Dancing - A Very Special Event

ancing is a lively activity today and very much liked by most people, but it is not a very special event like it used to be in the past. Dancing was a really very, very special event.

Back in the 1930’s, a young lady accepted way in advance of the day of the fiesta the dates with whom she would dance the night away. A dance usually consisted of three sets and as many as three gentlemen had the privilege to ask for a set each. Once she accepted those dates, she better keep her word or her mom, who was the chaperone, would take her home. If a young lady had a fiancé, it did not mean that she could dance the entire night with him. Romancing was for the home (if any at all). Dancing was for those special gentlemen with whom you enjoyed a good dance.

In the 1950’s and 60’s, that’s the time I was a teenager, a young lady had to have a chaperone to attend a dance. The chaperone would usually be the mother, but at times an aunt or very close family friend would agree to chaperone. The chaperone remained outside the dance hall for the entire duration of the dance, and would take the young lady at the end. Fortunately for them, dances began at seven p.m. and ended around midnight. The dance hall owner provided special windows where the chaperones could enjoy watching the dance and keep an eye on the young lady at the same time while she gossiped with the other chaperones.

The young ladies, for their part, would sit on benches along the four walls of the dance hall and wait for the music to begin and for a young man to come and ask for a dance. If she had a special gentleman in mind, she could refuse any young man and wait for that special one to come and ask her. But all the asking had to be done inside the dance hall.

I tell you, some boys experienced some very embarrassing moments when they entered the dance hall and went from girl to girl and no one wanted to dance with them. And why exactly would a girl refuse to dance with a certain person? Don’t laugh, but this is true. He could be a little to drunk. He could be sloppy and not look neat enough. He could be an “outsider”, meaning not from San Pedro. Or the ladies would be waiting for their blue prince.

And here is a special thing that occurred at dances during the 50’s and 60’s. If a young man wanted to dance with this special girl and a boy had beaten you to her, he could simply go to a dancing couple, touch the gentleman on his shoulder, and say the word “paloma”, which means pigeon. The pigeon was the young lady, and it was the custom for the young man to let girl dance with the other person. He could turn to another couple and ask for “paloma”, or he could simply wait for about a minute and come back to the same girl and get his “paloma” back.

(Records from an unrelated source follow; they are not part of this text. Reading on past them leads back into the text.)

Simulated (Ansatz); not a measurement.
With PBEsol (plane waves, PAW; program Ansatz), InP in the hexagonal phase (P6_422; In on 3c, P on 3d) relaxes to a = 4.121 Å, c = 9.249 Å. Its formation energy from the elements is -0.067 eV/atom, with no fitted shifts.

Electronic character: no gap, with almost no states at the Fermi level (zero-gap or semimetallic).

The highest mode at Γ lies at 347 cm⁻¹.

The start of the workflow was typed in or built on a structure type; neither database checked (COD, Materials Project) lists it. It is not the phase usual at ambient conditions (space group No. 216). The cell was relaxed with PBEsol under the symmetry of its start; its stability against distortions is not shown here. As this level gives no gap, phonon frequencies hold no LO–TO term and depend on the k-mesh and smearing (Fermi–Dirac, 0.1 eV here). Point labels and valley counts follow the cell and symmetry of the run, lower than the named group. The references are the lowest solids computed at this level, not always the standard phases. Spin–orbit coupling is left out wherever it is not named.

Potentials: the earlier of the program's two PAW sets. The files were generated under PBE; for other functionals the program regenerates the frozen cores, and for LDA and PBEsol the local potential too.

Now this was a custom and most men were courteous. The girls were courteous and cooperated also. But not all men were courteous. We can recall one or two guys who would turn around and punch you on the face instead of giving you the “paloma”. Of course, nobody ever went to them, but they were not very liked young men. They were considered “rebeldes” or rebels. And most parents did not want such a boy for their daughters, because they were not courteous. And the other men did not like them either and found reasons to pick fights with them. Trust me, there were only one or two of those rebels.

Oh yes, there are other anecdotes or stories you hear about dancing. Men would place a handkerchief on their hands to hold the young lady’s hands. Guys would take refreshments to the chaperone, to win her heart and admiration. A girl would squeeze your hand or press her hand on your shoulder to signal to you that she did not want you to give her as “paloma”.

Mothers would pull their daughters out of the dance hall if she refused to dance with a young man, or if she refused to be given as “paloma”. A person would accidentally switch off the lights and all the chaperones would rush inside the dance hall to look after their daughters. And the worst thing about dances is to have a girl sitting in the dance hall and nobody would come and ask her to dance. It was because of her personality, or because she was known to reject dancing with everyone. For her, I am sure, dancing was not a very special event twenty five years ago.